Sunday, May 30, 2010

Our Last Days in Merced

In November of 2009 we relocated from Antelope, Ca to Merced, Ca. I was born and raised in Merced so I was entering familiar territory. To be honest, wasn’t too excited about the move. Merced is a smaller community with a relatively bad review. I have to admit that this time around it exceeded my expectations. I am sad to be leaving so much that it almost brought me to tears today.

Ian’s school seemed horrid at first. Kids were always in the office bad mouthing the staff, fighting, and just being typical brats. I was also insecure because my son has had troubles with speech in school and I feared he would experience ridicule from his peers. I didn’t like his teacher because he was sent home with a naughty note because he needed extra help. I even went the extra mile of having a meeting with her to scold her on her tactics. She felt horrible and changed the name of the form sent home to communicate with parents. Nevertheless, I feared that moving Ian from Antelope was a huge mistake on my part.
Five months later, I take back everything I thought of Charles Wright. My son started school there unable to retain the sounds of the alphabet. Now, he can read and write. He knows so many science facts that I learn something new from him each day. His teacher was the first teacher ever to seek me out in a crowd to tell me my son is amazing. He had enormous growth there. He excels in Math but always has. Recently he was given a project of having to create a Math Kite where he is given a number and he has to come up with equations to equal out to that number. He was given the number 1. Most kids did things like 3-2=1 or 6-5=1 but Ian did 200-99-99-1=1 all on his own.
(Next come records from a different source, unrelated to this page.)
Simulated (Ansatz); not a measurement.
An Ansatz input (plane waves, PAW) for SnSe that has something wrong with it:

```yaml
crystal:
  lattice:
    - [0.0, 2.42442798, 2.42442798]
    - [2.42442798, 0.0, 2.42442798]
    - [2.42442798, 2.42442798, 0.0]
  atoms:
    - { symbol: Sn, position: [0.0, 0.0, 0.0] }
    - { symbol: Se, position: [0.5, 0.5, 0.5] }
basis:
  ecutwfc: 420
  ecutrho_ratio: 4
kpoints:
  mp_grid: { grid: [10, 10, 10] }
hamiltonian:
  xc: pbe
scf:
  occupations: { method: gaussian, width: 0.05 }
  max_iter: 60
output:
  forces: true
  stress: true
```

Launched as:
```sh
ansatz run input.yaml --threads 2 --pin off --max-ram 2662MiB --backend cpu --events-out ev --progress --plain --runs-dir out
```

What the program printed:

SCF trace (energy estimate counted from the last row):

His teacher was so sad on his last day. Her eyes filled with tears and she told me of how proud she was of him. I hugged her for quite a long time. Ian cried too because he was losing his favorite teacher and the great friends he had made at Charles Wright Elementary. She is such a great teacher who really does care about all the children she teaches. After giving her a chance I must say she is the best first grade elementary school teacher I have ever met.
Brittany has made lots of friends. She didn’t do so well in school but she is happy in this community. She says when she finally turns 18 she wants to move back here to start her life, opposed to Sacramento, which is a shocker I am sure.


It’s also hard because this is the first house that Iniya ever lived in. The house I turned a perverted male blow up doll into a memorable Valentine’s Day for my husband… (okay, that sounds weird but it was a joke). I feel were all happy here, or at the very least comfortable and content. I’ve grown close to my step dad. We love him. I haven’t had a chance to spend much time with my mother who just graduated college for the second time last night.

Obviously because she has been busy but it is nice being near her. Our cat Jakarta loves this house. I reconnected with old friends. We made a couple new friends. It’s just sad to be leaving Merced again.

So, where are me and my family going? We’re going back to Batam, Indonesia to stay with my father. The economic crisis took a toll on the Limousine business. I am going back to school to get my Bachelor’s in Business Administration with a concentration on Global Business Management (online classes). I will then be applying for an MBA program in California in a year or so. We’re going to save money while were there so we can reinvest in something that will work. Iniya, Ian, and Brittany will get a chance to see other parts of the world (Ian already has), exposure to different cultures, language, etc. It is priceless experience. They will get to know my father’s side of the family, our customs, our history, etc. It is still so sad to go. I have my concerns, my forever endless list of concerns… but I guess there are pros and cons to every situation. I just hope that when we come back we can settle into a stable and successful life. I love all of my family so much and I know these changes are not easy on everyone.